Originally published by myself on humbledown.org at Thu Feb 3 17:49:38 NZDT 2011
and since recovered to this location. It has not been tested since its original publication.

There is a common desire, often derived from security requirements, to find out what IPv6 addresses are being used on the network, and who has them. Granted, many IPv6 host addresses can have their MAC address either inferred from the address itself, this is assuming the address is a SLAAC address, and not manually assigned, privacy address, or assigned by a stateful mechanism (ie. DHCPv6).

To take an IPv4 analog of the problem, let's say that we wanted to determine a table of mappings of MAC addresses, IP addresses, and perhaps the time at which that binding was valid. The easiest way to do this for address assignments managed via DHCP is to look at your DHCP server's leases file. In an IPv6 context, we could do exactly the same thing... or rather, we could, if only all clients used stateful assignment, and not all clients support DHCPv6 (at least by default) at this time.

SLAAC clients don't generate a "lease", in the IPv4 DHCP sence of the word. There is no "SLAAC server" that SLAAC clients report to. However, that's not to say that no traffic is generated. As part of the SLAAC process, every generated address has to go through the Duplicate Address Detection (DAD) process, which we can listen for using tools such as tcpdump.
You can't rely on listening for Router Solicitations, because not all clients might send out such a request, or they might wait a while before sending a RS. Though, to be honest, I'm not sure how common this is. But, listening in on DAD is more reliable.

This post describes a suitable PCAP expression that can be used for finding the Neighbour Discovery packets that are part of the DAD process, and finishes up with some discussion about what could be done later with them.

Listen to the networking using a PCAP expression such as the following to listen for neighbour advertisements. Here I'm looking for DADs regarding addresses inside the prefix 2001:470:d:b88/64. You would also get DADs for link-local fec0::/10 addresses, but I'm not particularly interested in those.

$ tcpdump -n -s0 -v -i eth0 -e -x '
>   icmp6 ①
>   and (src host ::) ②
>   and (ip6[40+0] == 135) ③
>   and (ip6[0x30:4] == 0x20010470 and ip6[0x30+4:4] == 0x000d0b88) ④
>   '
  1. DAD messages are ICMPv6
  2. DAD messages are Neighbour Solicitation (NS) messages sent from ::, because the address being tested for is tentative, thus cannot be used as a source address.
  3. Neigbour Solicitation messages have ICMPv6 type number 135.
  4. If you use the -x option to tcpdump, you will see that the address being queried for is located at 0x30 (decimal 48) bytes into the ICMPv6 header. TCPdump allows us to to select 1, 2 or 4 bytes (:4 == 4 bytes) to compare. We want to match a prefix of /64, so we need to compare 8 bytes, or two sets of four bytes. You'll need to change this to suit the prefix(es) that you want. Note that this specific filter is not configured to report link-local addresses.
More info on using TCPDump with ICMPv6 is on my post Capturing Particular ICMPv6 Packets using TCPdump.

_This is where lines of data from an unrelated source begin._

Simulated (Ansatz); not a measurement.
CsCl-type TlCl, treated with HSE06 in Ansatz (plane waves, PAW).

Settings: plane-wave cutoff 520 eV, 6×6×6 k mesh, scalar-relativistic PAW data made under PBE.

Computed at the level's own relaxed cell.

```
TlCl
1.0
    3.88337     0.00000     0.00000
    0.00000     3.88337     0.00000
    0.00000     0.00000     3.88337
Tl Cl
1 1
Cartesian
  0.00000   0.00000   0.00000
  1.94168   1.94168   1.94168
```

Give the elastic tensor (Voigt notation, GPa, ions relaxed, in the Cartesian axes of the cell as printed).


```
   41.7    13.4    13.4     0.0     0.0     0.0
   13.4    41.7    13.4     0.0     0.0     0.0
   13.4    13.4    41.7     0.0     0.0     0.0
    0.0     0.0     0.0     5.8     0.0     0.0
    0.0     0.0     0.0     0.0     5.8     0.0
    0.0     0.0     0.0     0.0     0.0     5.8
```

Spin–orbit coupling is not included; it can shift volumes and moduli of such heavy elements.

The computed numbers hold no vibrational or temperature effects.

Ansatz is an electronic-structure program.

Parse the output according to your needs. You may also like to make stdout line buffered (tcpdump's -l option) if you want to process the results into some other tool, such as the shell's pipe (tcpdump ... | ...) or Perl's open() function (open TCPDUMP, '-|', "tcpdump ...").

You may like to extract the Source MAC address, and take note of the time. You could use this for determining:
  • Which machines had which IPv6 address at which time. This could be particularly useful if you want/need to track privacy addresses on the local link.
  • Which machines are operating IPv6 on the network (useful when they shouldn't). Because you now have the MAC (which in most cases you could infer from the address anyway), you can now track it down based on your inventory management records.
  • DAD will be used for every unicast address used as a source address. By comparing that number from those that consult a DHCPv6 server, you could determine how many clients support DHCPv6 when the Router Advertisement (RA) has the Managed or Other flag set.
  • You could, in theory, see which nodes DAD for a link-local address, but don't DAD for any other global addresses. Such nodes are probably routers. You could also detect IPv6 routers by looking for hosts which join the ip6-allrouters multicast group (ff02::2)
This should work for SLAAC addresses, manually assigned addresses, "temporary" privacy addresses, and basically any unicast global address.